Summary: The Crisis of European Sciences and Transcendental Phenomenology (page 4)

Yet this is not self-evident: bodies are not geometrically pure figures. Moreover, we cannot even imagine geometric space—imagination can only transform sensible forms into other sensible forms ¹. The geometer seeks limit forms around which things in the surrounding world oscillate: they are more or less straight, more or less circular, and so on.

With the emergence of pure geometry, an ideal praxis became possible—a pure thought adhering to the realm of pure limit forms, where exactitude is attained. The origin of pure geometry lies in the art of measurement (or surveying), which, through a reversal from practical interest to purely theoretical interest, was idealised and transformed into geometry ².

Galileo observed that wherever such a method has been developed, it has enabled us to overcome the relativity inherent in subjective apprehensions, which is essential to the world of empirical intuition. Through it, we obtain an identical, non-relative truth. Here, we come to know a true being ³.

However, this mathematics engages with the corporeal world only as a mere abstraction.

Scientific knowledge of the world can only be possible if we succeed in finding a method for systematically constructing the world a priori. But how?

Mathematics has already paved the way, through spatio-temporal figures.

By idealising the world of bodies—focusing on what, within it, falls under the spatio-temporal figure—mathematics has created ideal objectivities and, for the first time, established an objective world.

At the same time, through its connection to the art of measurement, mathematics has demonstrated that one can descend from idealities to empirical intuition.

Galileo then had an insight: could this not be possible for the concrete world as a whole? To achieve this, it would be necessary to extend the method of measurement to all real properties and causalities within the world of intuition.

Reality would thus become objective knowledge when all aspects of reality, including sensible qualities that are not directly mathematizable, nonetheless become so indirectly.

But what does indirect mathematisation mean? And why is the direct mathematisation of sensible qualities impossible? After all, there is a magnitude to cold and hot, rough and smooth. What we experience as colour or sound, for instance, is for us, in physical terms, a system of sound vibrations, heat waves—in short, pure processes within the world of forms. Yet for Galileo, this was not self-evident.

Galileo's idea is that everything that manifests itself as real in sensible qualities must have its mathematical index in the processes of the sphere of form. This is what makes indirect mathematisation possible.

Some experiments were already possible in the pre-scientific era. Certain sensible qualities had been quantified. Thus, the Pythagoreans demonstrated the relationship between the pitch of sounds and the length of strings.

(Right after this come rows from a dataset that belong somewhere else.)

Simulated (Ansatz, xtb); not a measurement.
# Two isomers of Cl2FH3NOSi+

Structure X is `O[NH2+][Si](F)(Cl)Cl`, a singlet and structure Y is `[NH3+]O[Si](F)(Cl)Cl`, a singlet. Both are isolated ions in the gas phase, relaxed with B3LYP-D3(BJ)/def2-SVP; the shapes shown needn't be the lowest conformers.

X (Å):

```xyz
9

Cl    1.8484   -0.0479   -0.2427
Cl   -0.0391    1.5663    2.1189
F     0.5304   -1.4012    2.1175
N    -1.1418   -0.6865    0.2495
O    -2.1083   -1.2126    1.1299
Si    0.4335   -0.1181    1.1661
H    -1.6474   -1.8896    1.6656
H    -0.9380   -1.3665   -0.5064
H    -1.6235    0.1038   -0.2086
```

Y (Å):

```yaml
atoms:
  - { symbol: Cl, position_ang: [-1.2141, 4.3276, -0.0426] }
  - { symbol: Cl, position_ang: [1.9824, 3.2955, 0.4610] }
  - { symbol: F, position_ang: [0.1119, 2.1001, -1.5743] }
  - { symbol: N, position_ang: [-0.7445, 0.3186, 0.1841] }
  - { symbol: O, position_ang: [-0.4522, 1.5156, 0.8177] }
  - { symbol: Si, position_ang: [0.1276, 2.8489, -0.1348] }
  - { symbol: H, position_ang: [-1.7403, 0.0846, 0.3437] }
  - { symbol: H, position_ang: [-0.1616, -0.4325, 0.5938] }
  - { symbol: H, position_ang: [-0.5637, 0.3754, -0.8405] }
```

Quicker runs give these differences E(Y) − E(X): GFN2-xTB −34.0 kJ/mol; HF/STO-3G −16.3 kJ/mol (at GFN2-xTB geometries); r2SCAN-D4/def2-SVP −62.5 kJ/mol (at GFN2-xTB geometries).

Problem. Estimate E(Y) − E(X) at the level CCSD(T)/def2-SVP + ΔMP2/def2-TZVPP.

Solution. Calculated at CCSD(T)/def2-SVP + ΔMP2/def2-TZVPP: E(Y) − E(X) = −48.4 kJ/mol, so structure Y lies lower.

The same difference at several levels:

Galileo effectively identified causal connections in experience that could be expressed mathematically in formulas. These formulas articulate general causal relationships—what we now call "laws of nature."

The Galilean idea is a hypothesis, and indeed, a hypothesis of a very surprising nature. Admittedly, this hypothesis is confirmed ad infinitum by the progress of science, yet it remains a hypothesis nonetheless. The entire science of nature is infinitely hypothetical and infinitely confirmed.

The arithmetisation of geometry implies that geometric shapes are conceived as exactly measurable. This transformation virtually erases geometry itself. Temporal figures, which present themselves as pure intuitions, are reduced to mere numerical forms or algebraic structures: In algebraic calculus, one computes first, and only at the end does one recall that numbers must represent magnitudes ⁴. Leibniz was the first to glimpse the universal idea of algebraic thought in the highest sense of the term—the idea of a mathesis universalis, as he called it ⁵.

It is only in our own time that this idea has finally come close to systematic realisation.

¹ ibid., p.29
² ibid., p.33
³ ibid., p.44
⁴ ibid., p.52
⁵ ibid.